What to drink in Austin right now: Two local spirits put a new spin on gin

Austin Reserve Gin Single Barrel Series
Austin Reserve Gin Single Barrel Series

 

Gin starts life as a wallflower. In the beginning, it is nothing more than colorless, odorless, flavorless liquor, sort of like vodka. Then it is distilled again with a mix of juniper berries and other herbs that transform it into an aromatic, sophisticated spirit.

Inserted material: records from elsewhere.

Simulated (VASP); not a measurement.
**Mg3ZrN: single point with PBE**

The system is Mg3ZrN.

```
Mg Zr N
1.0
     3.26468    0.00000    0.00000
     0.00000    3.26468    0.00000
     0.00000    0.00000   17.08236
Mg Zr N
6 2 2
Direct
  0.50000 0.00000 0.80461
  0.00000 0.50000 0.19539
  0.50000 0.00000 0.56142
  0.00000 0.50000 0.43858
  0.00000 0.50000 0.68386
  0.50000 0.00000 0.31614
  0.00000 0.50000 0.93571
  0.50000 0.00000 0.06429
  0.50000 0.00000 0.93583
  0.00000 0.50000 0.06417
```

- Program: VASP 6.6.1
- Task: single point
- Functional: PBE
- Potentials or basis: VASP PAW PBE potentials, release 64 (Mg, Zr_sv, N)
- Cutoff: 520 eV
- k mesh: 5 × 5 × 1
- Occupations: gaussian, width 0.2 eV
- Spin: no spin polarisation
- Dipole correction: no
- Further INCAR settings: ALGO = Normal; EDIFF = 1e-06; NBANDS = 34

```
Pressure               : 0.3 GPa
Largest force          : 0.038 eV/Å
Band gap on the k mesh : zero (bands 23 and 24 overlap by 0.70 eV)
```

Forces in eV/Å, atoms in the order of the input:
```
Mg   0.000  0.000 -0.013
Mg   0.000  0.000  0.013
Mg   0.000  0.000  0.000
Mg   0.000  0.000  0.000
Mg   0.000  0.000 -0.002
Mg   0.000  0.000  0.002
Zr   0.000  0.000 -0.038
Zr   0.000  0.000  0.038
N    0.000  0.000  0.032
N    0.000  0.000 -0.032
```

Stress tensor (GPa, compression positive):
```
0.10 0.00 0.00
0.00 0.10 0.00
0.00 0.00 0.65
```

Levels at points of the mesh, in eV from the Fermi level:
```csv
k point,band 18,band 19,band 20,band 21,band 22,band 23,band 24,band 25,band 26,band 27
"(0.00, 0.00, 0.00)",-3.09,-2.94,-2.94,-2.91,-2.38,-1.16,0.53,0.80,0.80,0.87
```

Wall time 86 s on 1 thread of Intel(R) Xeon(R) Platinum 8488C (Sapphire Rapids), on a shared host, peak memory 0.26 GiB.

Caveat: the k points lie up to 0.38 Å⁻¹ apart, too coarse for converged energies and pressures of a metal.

As gorgeous and complex as gin is, it takes on an even more interesting tone when it spends some quality time with oak. Like barrel-aged whiskey, it takes on a comely amber hue and gains a depth of flavor with vanilla, caramel and spices layered in with the botanicals. Local booze maker Treaty Oak Distilling introduced its Waterloo Antique Gin, aged in new American white oak barrels, in autumn 2013. Now two more Austin distilleries are introducing oak-aged gins in time for summer.

Revolution Spirits introduces Austin Reserve Gin Single Barrel Series
Revolution Spirits, a boutique distillery nestled in the rolling hills just outside Dripping Springs, sold its first bottle of gin on February 22, 2014. That happens to be George Washington’s birthday, who was also a distiller and revolutionary. A fitting coincidence.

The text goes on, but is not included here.